After almost 18 years of the war (or rather wars) on (or
perhaps of) terror, there's some good news! The Washington Post reports that
American troops are finally coming home from Afghanistan! Actually, let me
amend that slightly. They will only come home if Taliban and U.S. negotiators
complete a deal by September that leads to a countrywide ceasefire (and if the
Taliban agrees to certain other conditions as well). In fact, let me amend that
one more time: “they” turns out to refer to the withdrawal of just about 5,000
U.S. military personnel, leaving 8,000-9,000 U.S. troops still in place after
“peace” breaks out.
For Donald Trump who, years ago,
repeatedly demanded that the
Afghan War be ended and all American troops brought home, only to agree in
mid-2017 to dispatch another 4,000 of
them to that land, such a peace pact would just return U.S. troop levels to
more or less what they were at that moment two years ago. In the age of Trump,
that, I suppose, is the definition of “progress” in America’s never-ending
wars. Perhaps you won’t be surprised to also learn that, according to the Post,
the U.S. commander in Afghanistan, General Austin Miller, is “open” to such a
peace proposal precisely “because he believes it would protect U.S. interests
by maintaining a counterterrorism force that can strike the Islamic State and
al-Qaeda.” If one were to turn this into a riddle, it might go something like: When is a Trumpian withdrawal hardly
a withdrawal at all?
On the
other hand, don’t let any of this worry you. The troops may not be coming home,
but the wars have been on their way here for a long time. That should have been obvious at least since, in 2014,
local police, using equipment off America's distant battlefields, made such
a public splash in
responding to protests in Ferguson, Missouri. From thousands of troops sent to the
U.S.-Mexican border to the Pentagon spy drones that have long flown over
parts of the U.S., further examples of the growing militarization of this
country abound. Perhaps the most recent, as reported by
the Guardian, is the news that the military is now “conducting
wide-area surveillance tests across six Midwest states using experimental
high-altitude balloons... Travelling in the stratosphere at altitudes of up to
65,000 feet, the balloons are intended to ‘provide a persistent surveillance
system to locate and deter narcotic trafficking and homeland security threats,’

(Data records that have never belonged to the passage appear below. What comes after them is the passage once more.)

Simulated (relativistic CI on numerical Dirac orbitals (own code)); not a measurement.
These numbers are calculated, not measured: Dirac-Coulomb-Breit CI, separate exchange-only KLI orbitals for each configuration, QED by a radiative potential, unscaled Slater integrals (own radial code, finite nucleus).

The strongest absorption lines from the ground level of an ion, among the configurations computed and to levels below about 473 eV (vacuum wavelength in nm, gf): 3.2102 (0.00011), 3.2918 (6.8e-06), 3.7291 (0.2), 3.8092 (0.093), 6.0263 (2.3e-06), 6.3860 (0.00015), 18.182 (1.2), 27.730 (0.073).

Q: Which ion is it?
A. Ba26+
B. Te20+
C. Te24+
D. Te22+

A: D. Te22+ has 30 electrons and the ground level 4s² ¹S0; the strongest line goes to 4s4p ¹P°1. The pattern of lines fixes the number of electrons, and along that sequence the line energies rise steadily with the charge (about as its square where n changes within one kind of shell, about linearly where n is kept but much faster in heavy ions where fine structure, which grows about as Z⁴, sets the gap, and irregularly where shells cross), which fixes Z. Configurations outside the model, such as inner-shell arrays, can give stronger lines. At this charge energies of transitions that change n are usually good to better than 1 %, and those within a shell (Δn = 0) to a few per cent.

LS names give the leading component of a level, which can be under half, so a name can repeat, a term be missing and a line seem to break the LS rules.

according to a filing made on behalf of the Sierra Nevada Corporation, an
aerospace and defense company. The balloons are carrying hi-tech radars
designed to simultaneously track many individual vehicles day or night, through
any kind of weather.”
As it
happens, almost unnoticed, America’s twenty-first-century wars have been coming
home in another way as well: in the increasingly worshipful attitudes of so
many Americans (especially those in the seats of power in Washington, D.C.)
toward the Pentagon and the U.S. military, as vividly described today by
retired Air Force lieutenant colonel, historian, and TomDispatch regular William Astore. Tom
In Wars and Weapons We Trust
America’s Militarized Profession of Faith
By William J. Astore
America’s Militarized Profession of Faith
By William J. Astore
When I was a teenager in the 1970s, I looked
to the heavens: to God and Christianity (as arbitrated by the Catholic Church)
and to the soaring warbirds of the U.S. military, which I believed kept us
safe. To my mind then, they were classic manifestations of American
technological superiority over the godless Communists.
With all its scandals, especially when it
came to priestly sexual abuse, I lost my
faith in the Catholic Church. Indeed, I would later learn that there had been a
predatory priest in my own parish when I was young, a grim man who made me
uneasy at the time, though back then I couldn’t have told you why. As for those
warbirds, like so many Americans, I thrilled to their roar at air shows, but
never gave any real thought to the bombs they were
dropping in Vietnam and elsewhere, to the lives they were
ending, to the destruction they
were causing. Nor, at that age, did I ever consider their enormous cost in
dollars or just how much Americans collectively sacrificed to have “top cover,”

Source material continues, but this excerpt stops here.